Sometimes, selling your best player is the right move. Take, for example, Manchester United shipping out Ruud van Nistlerooy in 2006. In the aftermath of losing the prolific striker, a new set of players emerged to take up the burden. The side became less reliant on one focal point and spread the workload across an emerging generation of Wayne Rooney, Cristiano Ronaldo and Michael Carrick.

A similar story can be seen at Juventus. In 1996, the Italian giants signed Zinedine Zidane from Bordeaux for around €3.5 million. Over the course of the next five years, he became one the best players in the world. 

When Real Madrid came enquiring after the French playmaker, Juve let him leave for just shy of €50 million, a world record fee in 2001. They promptly took the money and reinvested it in Gigi Buffon, Lilian Thuram, Pavel Nedved and Marcelo Salas. 

These players would be the foundation of one of Juventus’s most memorable sides. Indeed, Buffon still starts week in, week out.

If handled correctly, selling your best player can be the platform for reaching even greater heights. It’s something most mid-table and lower league sides deal with annually. 

 

Looking at this past transfer window, the temptation is to say that the Turin side have played a similar hand. Selling a French playmaker, Paul Pogba, for a world record fee, they’ve reinvested the money wisely. But there’s perhaps a better example to be found in the south of Italy.

There is no doubt that Gonzalo Higuaín was the best striker in Italy last season. His goals elevated Maurizio Sarri’s Napoli side from potential also-rans into legitimate title contenders. They were still in the race up until the final few weeks, by which point a combination of Juventus’s imperious form and a suspension incurred by Higuaín saw them falter. Napoli finished second. Juventus won a fifth title in a row and then went on to have a busy summer.

Part of that busy summer involved a big power play by the champions. Higuaín was at the centre of it all. Flush with cash, Juventus eyed the striker’s seemingly-astronomical release clause. First inserted when Higuaín was signed from Real Madrid for roughly €40 million, Napoli boss Aurelio De Laurentiis can be forgiven for thinking the break-clause was suitably ridiculous enough that no one would pay it. 

He could not have expected transfer fees to skyrocket in the space of a single five-year contract.

But skyrocket they did. This past summer, with Juventus on the prowl and looking to assemble a side that could legitimately challenge for the Champions League, Higuaín’s release clause looked triply tempting. Firstly, the Pogba fee meant that money was really no object. Secondly, it was an easy way of ensuring that they could pair together the best strikers in the league, fellow Argentines Higuaín and Paulo Dybala. Thirdly, it would drastically weaken Napoli, taking away the source of most of their goals.

Just as they had taken Miralem Pjanic from Roma, such a move might potentially seal the Serie A title before a ball was even kicked. Juventus paid just over €90 million, and Higuaín moved north.
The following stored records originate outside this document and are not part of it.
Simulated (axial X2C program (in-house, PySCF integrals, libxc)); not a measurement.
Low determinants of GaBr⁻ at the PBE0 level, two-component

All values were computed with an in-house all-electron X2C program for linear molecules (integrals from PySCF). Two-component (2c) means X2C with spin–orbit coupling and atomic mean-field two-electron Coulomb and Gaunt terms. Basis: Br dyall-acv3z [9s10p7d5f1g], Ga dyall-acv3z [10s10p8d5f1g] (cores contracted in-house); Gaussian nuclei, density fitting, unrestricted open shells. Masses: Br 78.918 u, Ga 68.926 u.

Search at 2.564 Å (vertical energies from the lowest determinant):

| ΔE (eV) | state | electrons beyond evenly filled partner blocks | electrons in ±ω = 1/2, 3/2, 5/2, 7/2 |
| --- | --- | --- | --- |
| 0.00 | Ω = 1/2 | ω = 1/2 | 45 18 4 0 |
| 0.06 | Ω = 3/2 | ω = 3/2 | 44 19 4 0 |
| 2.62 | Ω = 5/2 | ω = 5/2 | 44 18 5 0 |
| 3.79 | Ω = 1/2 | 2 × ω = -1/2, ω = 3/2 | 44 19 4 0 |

Napoli’s fans weren’t happy. Understandably, they had sold their best player to their biggest rivals. What’s more, they couldn’t see any potential replacement that would be able to replicate the Argentine’s goal tally. Higuaín was a traitor. De Laurentiis was an idiot. Napoli were doomed.

 

But in reality, the deal might prove to be in Napoli’s favour. For one, the money they received for Higuaín was, frankly, ridiculous. With two years left on his contract and no sign that he might renew, this was the last transfer window that Napoli would be able to make back their money on a striker rapidly approaching 30.

While Higuaín’s previous season had been wondrous, it stood out as being a high water mark in the striker’s career. There was no guarantee that he would consistently hit such heights. To anyone other than Juventus, the release clause represented no value at all. That’s why Arsenal and Chelsea, among those linked with Higuaín, quickly abandoned their inquiries.

The large sum received for one striker meant that Napoli could hold on to a few of their more important players. Marek Hamšík, the club captain, and Kalidou Koulibaly, the domineering defensive leader, both signed lucrative contract extensions. 

In realistic terms, they might well be more essential to the spine of the side than the striker. Indeed, the Senegalese centre back was reportedly wanted by Chelsea, who were willing to pay as much as €55 million. Thanks to the Higuaín money, such offers could be ignored.

Furthermore, the money could be reinvested in new players. Immediately, Napoli moved to bring in Piotr Zielinski, Amadou Diawara, Nikola Maksimović, Lorenzo Tonelli and Arkadiusz Milik.

Though all of them are not necessarily guaranteed to start, it’s a considerable fortification of the squad, improving the first XI and the bench at the same time. Napoli’s transfers even made a profit, representing a fine summer’s worth of business that was overshadowed by their rivals in Turin.

The arrival of Arkadiusz Milik might be the most important of all. After a promising start to his career at Ajax and a decent (if not spectacular) Euros, the Polish striker was given the unenviable task of replacing Higuaín. The theory was that he could help bring other players into the game, spreading the scoring responsibility across the midfield. Buying a like-for-like replacement for last season’s top scorer, it was reasoned, seemed impossible.

But then Milik started playing. And Milik started scoring. In eight appearances this season, he’s scored seven times. That includes four goals in the league and three in Europe. Added to this, players such as Dries Mertens and José Maria Callejon have continued to score at a similar rate to last year, ably assisted by the new signing. Right now, as we head into the international break, Napoli are not missing their former star striker at all.

Time will tell whether selling Higuaín was the right move. On the surface, the release clause gave Napoli the perfect excuse. They were held to ransom, they said, there was nothing they could do. But, in secret, the chairman might have been delighted at having received such a large sum for an aging player, one who has notably failed to deliver in the biggest games (at least, on the international stage) and whose foolishly-incurred suspension at the end of last season doomed any lingering Scudetto dreams.

All while keeping up appearances and accusing Juventus of buying the league, Napoli have managed to quietly restructure their squad without much pressure and with an eye towards the long term. Losing the league this year always seemed somewhat inevitable, with or without Higuaín. That they can use that money to lay such strong foundations for the future might well prove to have been a clever move. Behind all the bluster, Napoli fans have reason to be delighted.

In this instance, it seems that selling their best player was Napoli’s happy accident.